A labor leader of wide scope

Shanker believed that teachers across the nation have common problems and common goals — and would always be more effective working together. In 1972 Shanker and Buffalo teacher Tom Hobart brought about the merger between the New York State AFT affiliate and the rival NEA state affiliate. The new union — New York State United Teachers — is now the largest statewide union in the country. Shanker served as NYSUT's executive vice president from 1973 to 1978. Today, 25 years after its inception, that merged union, the New York State United Teachers (NYSUT), is the most influential education organization in the state — the premier voice for teachers statewide.

"I remember Al in those days. He was magnificent," recalled NYSUT President Tom Hobart. "Many people were dead set against merger. But Al took it upon himself to travel the state, meeting with teachers from both organizations, and convincing them that it would be in the best interests of teachers to be in one organization, working in unison rather than fighting each other."

Hobart added that after the merger, newspaper editorial boards warned that teachers were now too powerful. "I don't know how powerful we actually were, but there sure was a perception we were," he said, illustrating with this story: New York's new governor, Malcolm Wilson, had not been a friend to public employees. But when Wilson addressed the NYSUT convention in 1973, he surprised everyone by throwing his weight behind reducing the probationary period for teachers from five to three years, and for a dramatic 15 percent increase in state aid to education.

Once at the AFT, Shanker led the merger talks between that organization and the larger NEA in an effort to create a more powerful national voice for teachers and for children. Although initial attempts failed in the early 1970s, a few years ago he helped revive the goal of forming a single national union that would wield more clout than the two unions could separately; considerable progress had been made at the time of his death.

As an education ambassador at large, Shanker traveled the nation and, indeed, the world. But he was as passionately committed to democracy as he was to education and he also took an important leadership role in that international arena.

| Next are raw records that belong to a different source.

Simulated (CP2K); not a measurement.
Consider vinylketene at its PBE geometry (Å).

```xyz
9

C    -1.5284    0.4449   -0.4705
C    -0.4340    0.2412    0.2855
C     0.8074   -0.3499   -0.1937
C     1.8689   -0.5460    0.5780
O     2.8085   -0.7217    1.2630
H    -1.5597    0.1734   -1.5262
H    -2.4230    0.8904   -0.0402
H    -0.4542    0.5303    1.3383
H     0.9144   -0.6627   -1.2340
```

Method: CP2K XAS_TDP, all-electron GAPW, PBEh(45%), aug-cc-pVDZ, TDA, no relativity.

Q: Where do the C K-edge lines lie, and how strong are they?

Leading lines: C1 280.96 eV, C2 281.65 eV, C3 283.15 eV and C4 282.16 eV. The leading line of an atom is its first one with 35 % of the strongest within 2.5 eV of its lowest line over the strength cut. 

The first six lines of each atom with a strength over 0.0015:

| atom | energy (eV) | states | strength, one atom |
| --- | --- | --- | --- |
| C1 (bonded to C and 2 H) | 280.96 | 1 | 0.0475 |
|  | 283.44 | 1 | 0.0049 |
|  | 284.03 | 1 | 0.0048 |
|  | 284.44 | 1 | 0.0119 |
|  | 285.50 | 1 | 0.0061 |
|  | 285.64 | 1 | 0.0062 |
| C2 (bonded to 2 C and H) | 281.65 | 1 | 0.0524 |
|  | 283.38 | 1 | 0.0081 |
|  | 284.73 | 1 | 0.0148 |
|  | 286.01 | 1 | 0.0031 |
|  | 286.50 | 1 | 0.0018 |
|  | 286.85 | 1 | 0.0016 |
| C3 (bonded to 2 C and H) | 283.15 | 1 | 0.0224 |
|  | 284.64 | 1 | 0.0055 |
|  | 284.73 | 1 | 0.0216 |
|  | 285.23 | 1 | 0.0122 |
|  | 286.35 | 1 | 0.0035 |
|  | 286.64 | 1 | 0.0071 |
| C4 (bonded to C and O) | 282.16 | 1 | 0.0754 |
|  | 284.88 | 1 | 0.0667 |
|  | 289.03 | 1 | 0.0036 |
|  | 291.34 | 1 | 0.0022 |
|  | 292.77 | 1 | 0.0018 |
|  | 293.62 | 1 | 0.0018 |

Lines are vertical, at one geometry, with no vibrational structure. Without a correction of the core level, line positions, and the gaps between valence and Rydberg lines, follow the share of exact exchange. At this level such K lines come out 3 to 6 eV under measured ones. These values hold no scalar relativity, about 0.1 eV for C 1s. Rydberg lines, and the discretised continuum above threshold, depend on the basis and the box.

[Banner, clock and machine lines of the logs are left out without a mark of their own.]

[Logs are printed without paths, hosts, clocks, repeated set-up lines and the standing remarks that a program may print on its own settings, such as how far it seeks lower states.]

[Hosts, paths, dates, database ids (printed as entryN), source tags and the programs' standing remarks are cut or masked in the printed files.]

He headed the AFL-CIO's International Affairs Committee for many years and helped dissidents in Eastern Europe, many of whom were teachers, to bring down communism. The AFT strongly supported Lech Walesa's Solidarity Movement and the Charter 77 group in Czechoslovakia. The AFT sent its best organizers to Chile to work with teacher organizations opposing the repressive Pinochet regime, building pressure for free elections and the restoration of democracy. In South Africa, the AFT strongly supported anti-apartheid democrats and trade unionists. He also brought the full power of the AFT to bear on the countries and companies that exploit child labor.

In 1993 Shanker became the founding president of Education International, the worldwide teacher union federation formed by merger of the International Federation of Free Teachers' Unions (IFFTU), to which the AFT belonged, and the World Confederation of Organizations of the Teaching Profession, to which the NEA belonged.